Alex has posted some thoughts on the recent Computers and Writing Conference and others have also offered some reflections, so I thought I’d toss two pennies of my own into the hat. The first coin represents what to me makes the conference and the community worthwhile. I don’t think it is just nostalgia—C&W was the first conference I attended as a graduate student some thirteen years ago. There really is a tighter-knit group and a different dynamic at C&W than I have found at other conferences. I think this may stem from the original outlaw ethos of the group. It’s hard to recognize, now that technology is so ubiquitous in the field of Rhetoric and Composition, but it used to be the case that the technologists in writing studies were the oddballs and outcasts. From the word processor to hypertext to electronic communities to online spaces the history of the group involves a lot of work on the margins that were opened up by the technologies of the day. The main point, though, is how this status created a sense of cohesion and shared purpose within the group: “I come to C&W because I don’t have to define my terms—everyone speaks my language.”
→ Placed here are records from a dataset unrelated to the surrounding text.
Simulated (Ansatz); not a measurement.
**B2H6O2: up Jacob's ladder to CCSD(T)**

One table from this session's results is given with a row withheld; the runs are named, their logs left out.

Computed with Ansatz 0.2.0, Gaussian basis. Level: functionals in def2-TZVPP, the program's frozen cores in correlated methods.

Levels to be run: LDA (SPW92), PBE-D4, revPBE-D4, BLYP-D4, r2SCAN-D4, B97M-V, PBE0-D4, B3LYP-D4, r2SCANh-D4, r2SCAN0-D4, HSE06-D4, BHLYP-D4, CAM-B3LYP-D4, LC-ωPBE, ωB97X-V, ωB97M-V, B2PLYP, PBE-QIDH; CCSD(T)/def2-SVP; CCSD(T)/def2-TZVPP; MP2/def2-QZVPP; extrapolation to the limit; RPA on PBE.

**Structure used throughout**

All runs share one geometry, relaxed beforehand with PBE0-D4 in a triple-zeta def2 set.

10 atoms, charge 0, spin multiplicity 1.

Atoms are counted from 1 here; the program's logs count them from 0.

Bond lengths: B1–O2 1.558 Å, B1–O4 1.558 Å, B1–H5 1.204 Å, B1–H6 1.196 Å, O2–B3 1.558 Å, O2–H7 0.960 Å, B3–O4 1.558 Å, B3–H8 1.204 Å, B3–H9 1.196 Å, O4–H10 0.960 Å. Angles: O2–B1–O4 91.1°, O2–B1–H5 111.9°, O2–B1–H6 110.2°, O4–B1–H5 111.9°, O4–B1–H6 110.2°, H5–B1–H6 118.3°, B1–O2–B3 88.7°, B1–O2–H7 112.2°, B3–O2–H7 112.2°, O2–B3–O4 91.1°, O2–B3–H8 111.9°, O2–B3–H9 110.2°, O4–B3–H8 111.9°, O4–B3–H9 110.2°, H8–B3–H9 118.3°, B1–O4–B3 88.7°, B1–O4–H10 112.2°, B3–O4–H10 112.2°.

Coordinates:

The nature of technology-related work has also shaped the community. There is a good deal of informal teaching, hand-holding, knowledge-sharing involved in learning to use technologies—witness the view/borrow source phenomenon of the early Web and of programming languages, FAQ collections, message forums. The knowledge-sharing/borrowing approach to tech learning, I think, carries over to the Computers and Writing conference. In some ways it colors the general attitudes of the participants; schooled in the technical training way, they bring these sensibilities to the conference. The conference also maintains a lot of the show-and-tell approach to scholarship that has been bled out of the more formalized and abstracted field of rhetoric and composition. People theorize, but they also share through example more frequently with less fear of being seen as un-intellectual.

There is also the wonderful fact that Computers and Writing is in many ways lead by its youth. From Daedalus to Kairos to today’s Web 2.0 many of the best developments in the field have been driven by junior faculty and especially by graduate students. Obviously these groups have been supported by more senior people and institutions, but there are (or have been) more opportunities for people new to the community to have a real shaping influence on the field. This dynamic is felt at the conference as well. When the community gets together it’s common to see a senior person under the tutelage of a young scholar who happens to know more about the subject than anyone else. And, conversely, lots of presentations feature young scholars showcasing their work and actually getting feedback from the field.

Alex asks what the conference might look like in twenty years and also reflects on the status of the field in the context of rhetoric and composition, so let me toss out my second penny as a partial response. I’m discouraged, honestly, by the way technology has been integrated into the larger field of rhetoric and composition. Some of this might just be a sense of loss that comes from no longer being as easily labeled as innovative or unique. I think, though, that this inability to be readily tagged reflects a larger trend that is disheartening. The trend is the professionalization (read academic gentrification and abstraction) of knowledge work. We’ve seen this in the larger field of rhetoric and composition as evidenced by publications in the major journals—see Fulkerson's and Trimbur’s ruminations on the field.

In rhetoric and composition things must be cited, lit-reviewed, and filtered through the usual venues to be given credence and welcomed into the field. My sense is that the computers and writing community used to be given more of a pass when it came to this requirement. In the early 90s as the Web was exploding, people would allow that the creation of a class Web site with student-generated online compositions was innovative. Again, the outlaw nature of computers and writing was helpful. The work was fringe enough that people outside of computers and writing might not bother to try to academicize it. They might not exactly embrace it, but they wouldn’t also try to add the controlling layer of intellectual abstraction that goes with traditional scholaship.

This may just be my own wishful thinking, but I believe there used to be more options for just concentrating on the learning and the teaching in computers and writing. Outlaw makers would make stuff. The rhetoric and composition community let the making happen, even acknowledged and valorized it in some ways by agreeing to leave it alone. Now I think it’s a lot harder to pitch the argument that one is doing quality work in computers and writing because one is making new things, creating heretofore unimagined opportunities for learning and writing. That is fine to do, still, but no longer enough to count as knowledge production in a field more tightly wound within the larger rhetoric and composition community.

Maybe the misty time I’m imagining when that kind of simple making did seem like legitimate work never really existed. I believe it may have, though, and I worry that it no longer does.